For type-level list concatenation, the associative law xs ++ (ys ++ zs) = (xs ++ ys) ++ zs holds, but the GHC type checker is not aware of it. To inform the GHC type checker about non-trivial equations, we perform theorem proving. In other words, we define a function of the following form:

import Data.Type.Equality ((:~:))

appendIsAssociative :: ... -> xs ++ (ys ++ zs) :~: (xs ++ ys) ++ zs

To prove the associative law, we can use structural induction on xs. Specifically, the case where xs = '[] is trivial, and the case where xs = x : xss can be proven as follows:

(x : xss) ++ (ys ++ zs)
  = x : (xss ++ (ys ++ zs))  (by definition of ++)
  = x : ((xss ++ ys) ++ zs)  (by inductive hypothesis)
  = (x : (xss ++ ys)) ++ zs   (by definition of ++)
  = ((x : xss) ++ ys) ++ zs   (by definition of ++)

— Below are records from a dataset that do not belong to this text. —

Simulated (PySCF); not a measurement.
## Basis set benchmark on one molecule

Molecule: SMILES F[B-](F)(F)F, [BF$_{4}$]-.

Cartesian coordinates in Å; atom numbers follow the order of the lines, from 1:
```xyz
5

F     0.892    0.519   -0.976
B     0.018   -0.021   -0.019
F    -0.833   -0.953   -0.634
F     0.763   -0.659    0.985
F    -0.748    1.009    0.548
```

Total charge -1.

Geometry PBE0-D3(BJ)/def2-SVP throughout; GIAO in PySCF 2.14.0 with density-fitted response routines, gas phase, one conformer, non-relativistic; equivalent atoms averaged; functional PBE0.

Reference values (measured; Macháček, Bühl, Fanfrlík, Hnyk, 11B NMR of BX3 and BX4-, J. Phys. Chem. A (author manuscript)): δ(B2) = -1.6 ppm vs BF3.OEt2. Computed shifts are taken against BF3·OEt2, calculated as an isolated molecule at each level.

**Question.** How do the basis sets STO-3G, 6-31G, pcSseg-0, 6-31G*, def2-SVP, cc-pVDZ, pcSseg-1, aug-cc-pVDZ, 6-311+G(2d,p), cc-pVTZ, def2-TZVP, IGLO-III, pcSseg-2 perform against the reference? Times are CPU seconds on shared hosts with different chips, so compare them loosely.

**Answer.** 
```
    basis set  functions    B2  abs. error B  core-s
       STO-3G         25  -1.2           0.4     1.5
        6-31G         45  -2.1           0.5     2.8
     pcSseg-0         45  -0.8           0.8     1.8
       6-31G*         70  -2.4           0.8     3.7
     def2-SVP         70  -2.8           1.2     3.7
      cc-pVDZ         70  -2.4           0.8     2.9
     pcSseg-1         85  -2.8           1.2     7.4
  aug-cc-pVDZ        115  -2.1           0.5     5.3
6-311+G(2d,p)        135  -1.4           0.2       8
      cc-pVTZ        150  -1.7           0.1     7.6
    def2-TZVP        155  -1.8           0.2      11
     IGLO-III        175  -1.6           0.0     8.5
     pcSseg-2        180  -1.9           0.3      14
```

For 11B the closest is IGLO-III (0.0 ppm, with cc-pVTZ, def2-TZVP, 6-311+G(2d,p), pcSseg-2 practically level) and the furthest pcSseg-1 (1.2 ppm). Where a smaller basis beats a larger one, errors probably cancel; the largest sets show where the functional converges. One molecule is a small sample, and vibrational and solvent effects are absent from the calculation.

Let's implement this. Since the proof requires case analysis on xs, we will define the following type:

data ProxyList xs where
  PNil :: ProxyList '[]
  PCons :: Proxy x -> ProxyList xs -> ProxyList (x ': xs)

Since case analysis is not necessary for ys and zs, Proxy-like arguments are sufficient. The type of the function representing the proof becomes:

appendIsAssociative :: ProxyList xs -> proxy2 ys -> proxy3 zs -> xs ++ (ys ++ zs) :~: (xs ++ ys) ++ zs

Writing the body of the proof according to the equational transformation:

appendIsAssociative PNil _ _ = Refl
appendIsAssociative (PCons (_ :: _ x) (xss :: _ xss)) (ys :: _ ys) (zs :: _ zs) = let
    pf1 :: (x : xss) ++ (ys ++ zs) :~: x : (xss ++ (ys ++ zs))
    pf1 = Refl
    pf2 :: x : (xss ++ (ys ++ zs)) :~: x : ((xss ++ ys) ++ zs)
    pf2 = apply Refl (appendIsAssociative xss ys zs)
    pf3 :: x : ((xss ++ ys) ++ zs) :~: (x : (xss ++ ys)) ++ zs
    pf3 = Refl
    pf4 :: (x : (xss ++ ys)) ++ zs :~: ((x : xss) ++ ys) ++ zs
    pf4 = Refl
  in pf1 `trans` pf2 `trans` pf3 `trans` pf4

Now the proof is complete, but the approach above writes each intermediate expression twice, which isn't very elegant. Can we simplify the code while maintaining the readability of the proof?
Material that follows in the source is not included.